A career in computer network administration resulted in me becoming somewhat proficient at writing computer scripts to manipulate text data.Ha, definitely not. I’m curious what he’s looking at here. I’d like a little more explanation of this data.
I wrote a script to download a series of web pages like the example links below, with which I have no doubt you are already familiar:
https://www.baseball-reference.com/players/split.fcgi?id=duranja01&year=2024&t=b
https://www.baseball-reference.com/teams/BOS/2024-batting.shtml
Thus, over the past few months I have been downloading the HTML pages of BBRef’s Batting Splits and Team Baserunning/Misc data. Typically, I will feed a list of all MLB players in a given year to my script that will generate the web link. Below is Devers’ splits for 2024. If you look closely, the link differs from Durans’ above only in the unique player ID.
https://www.baseball-reference.com/players/split.fcgi?id=deverra01&year=2024&t=b
I put a “sleep“ function of a few seconds in the code as it generates web links and downloads the HTML data so it does not slam the crap out of the BBRef web site. Then I let it run slowly all night.
I have done this for all players and all teams since 1988 (when Count/Balls-Strikes data became available as my initial unfruitful project was related to pitch counts) – and also for selected years/teams before 1988.

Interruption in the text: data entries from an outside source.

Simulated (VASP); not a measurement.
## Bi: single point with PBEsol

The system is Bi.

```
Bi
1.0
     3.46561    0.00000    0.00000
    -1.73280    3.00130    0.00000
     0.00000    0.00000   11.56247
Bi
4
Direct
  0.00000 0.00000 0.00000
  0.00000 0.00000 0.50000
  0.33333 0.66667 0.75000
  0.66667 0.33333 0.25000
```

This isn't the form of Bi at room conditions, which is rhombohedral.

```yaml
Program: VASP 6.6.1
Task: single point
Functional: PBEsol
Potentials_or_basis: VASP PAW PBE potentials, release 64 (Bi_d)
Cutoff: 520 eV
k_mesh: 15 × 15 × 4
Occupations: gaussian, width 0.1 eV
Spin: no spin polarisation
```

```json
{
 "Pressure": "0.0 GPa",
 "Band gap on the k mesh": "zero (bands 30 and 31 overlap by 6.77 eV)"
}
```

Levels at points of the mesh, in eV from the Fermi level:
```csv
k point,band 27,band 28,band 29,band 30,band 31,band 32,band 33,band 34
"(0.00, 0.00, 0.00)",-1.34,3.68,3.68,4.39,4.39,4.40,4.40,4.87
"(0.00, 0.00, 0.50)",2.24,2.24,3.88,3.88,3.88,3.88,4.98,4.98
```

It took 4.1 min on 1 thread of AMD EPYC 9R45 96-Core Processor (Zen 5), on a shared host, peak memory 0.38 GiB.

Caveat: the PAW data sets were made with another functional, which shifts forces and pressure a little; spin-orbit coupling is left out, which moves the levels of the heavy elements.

For example, 1950 interest me because the 1950 Red Sox scored 1,027 runs – the most since Lou Gehrig got sick. The 1999 Indians were the other team to score over 1,000 runs (1,009) post-Gehrig but the Sox had no DH, nor much in the way of applied chemistry, and Ted Williams played only 89 games because he broke his elbow during the All Star game. So, I study that team a bit.
I have downloaded a lot of data from BBRef – just the Batting Splits are close to 59,000 files and 27 GB of data. The base running data is smaller. I have also downloaded some Plate Discipline data from Baseball Savant – but it is a good bit tricker to parse and it is only available from 2015 on.
I then create scripts to parse those HTML files, extract the data I want and write it to .CVS files that a spreadsheet can open.
For example the 2024 Batting Splits CVS file has 290 columns with headings like:
Year,Team,Player,Season Games Played,Season Games Started,Season Plate Appearances,Season At Bats,Season Runs,Season Hits,Season Doubles,Season Triples,Season Home Runs,Season Walks,Season Strike Outs...
Bases Empty Plate Appearances, Bases Empty At Bats, Bases Empty Runs,Bases Empty Hits, Bases Empty Doubles, Bases Empty Triples, Bases Empty Home Runs...Man On First Plate Appearances, Man On First At Bats, Man On First Hits, Man On First Doubles, Man On First Triples,Man On First Home Runs…
That 2024 Batting Splits file has 727 rows – one for each MLB player that at had least one Plate Appearance this past season.
Similar data has been downloaded for the BBRef base running data – parse downloaded HTML files and put the relevant data in to .CSV files.
Then, more scripts to spin out the data in the .CVS files to generate the kinds of numbers and relationships I posted above.